Talk about DNS and SSH

DNS structure:
  - timer
  - udp
  - server
     - timer-relay
     - query-id-allocator
     - reader (server)
     - writer (server)

 (server)
     - error-logger
     - respondent

 (proxy)
     - reader (client)
     - writer (client)
     - packet-dispatcher
     + packet-relay
     - question-dispatcher
     + question-handler
     + glueless-question-handler
     + network-query

SSH structure:
  - timer
  - tcp
  - listener
  + session
     - exception-handler
     - event-relay
     - timer-relay
     - reader
     - writer
     - session
     - application
        - boot process
	- ... any others

Compare the "natural" structure of SSH with the structure using nested VMs
  Whiteboard
  Diagram of 14 Oct 2011 from my research journal

Contracts
 - for process state (implemented)
 - for messages across the bus at each level
 - between processes / within conversations

Weaknesses
 - The Wart
 - Glitching
    - There’s maybe a kind of continuousness (in the calculus sense)
      at play here: well-behaved presence apps don’t glitch in their
      presence. Sets of interests smoothly evolve without transient
      drops of interest potentially leading to confusion on the part
      of the peer.
 - Handoff of responsibility
    - the manager can take responsibility, spawn, and then drop when
      it sees the child is up or crashed; or
    - the manager can spawn without taking, and blip on crash; or
    - the manager can spawn and then treat like an established service
      instance
 - Querying the routing table
    - e.g. for sending SSH channel opens: is the channel type
      supported? querying the routing table would let us find out
      without explicitly sending a message
 - Careful protocol design at all levels
    - Ground events are (cons/c evt/c any/c)
    - This is the set of all possible responses to sync'ing on that event!
    - I've scraped by with this so far, but because sync'ing has
      side-effects, I'll eventually need better names for event
      requests and responsibility transfer.
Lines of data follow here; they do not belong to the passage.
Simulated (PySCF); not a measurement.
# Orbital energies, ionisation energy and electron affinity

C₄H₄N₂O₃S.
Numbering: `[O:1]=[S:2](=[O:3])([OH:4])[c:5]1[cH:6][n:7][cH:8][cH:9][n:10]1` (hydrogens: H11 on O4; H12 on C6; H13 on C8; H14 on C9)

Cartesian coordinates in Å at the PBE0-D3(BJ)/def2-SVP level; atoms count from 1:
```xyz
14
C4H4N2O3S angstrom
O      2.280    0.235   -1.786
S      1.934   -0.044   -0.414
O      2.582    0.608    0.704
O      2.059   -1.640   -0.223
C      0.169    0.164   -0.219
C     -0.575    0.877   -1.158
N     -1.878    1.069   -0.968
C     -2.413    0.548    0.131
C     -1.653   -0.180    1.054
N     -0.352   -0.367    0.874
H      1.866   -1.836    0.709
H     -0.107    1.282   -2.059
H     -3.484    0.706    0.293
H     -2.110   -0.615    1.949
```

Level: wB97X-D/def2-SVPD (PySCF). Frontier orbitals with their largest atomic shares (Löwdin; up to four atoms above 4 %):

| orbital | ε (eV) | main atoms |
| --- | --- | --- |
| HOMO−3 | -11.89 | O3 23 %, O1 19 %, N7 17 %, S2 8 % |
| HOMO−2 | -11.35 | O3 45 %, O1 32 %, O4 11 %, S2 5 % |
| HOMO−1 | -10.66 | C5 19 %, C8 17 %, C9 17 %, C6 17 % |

This got me thinking: the presence/messaging system I’ve been building
looks like a hybrid between synchronous and asynchronous messaging. Is
it fair to say you can use the presence mechanism to synchronise, and
then the messaging mechanism to communicate?

Rendezvous via presence: this makes temporal dependencies between
processes during system startup resolve themselves automatically. No
more races at boot time!

Exceptions and errors are propagated via loss of presence.
 - Erlang's process links and monitors can be seen as a special case
   of this mechanism.
 - Erlang/OTP-like supervisors fit naturally into this picture

|#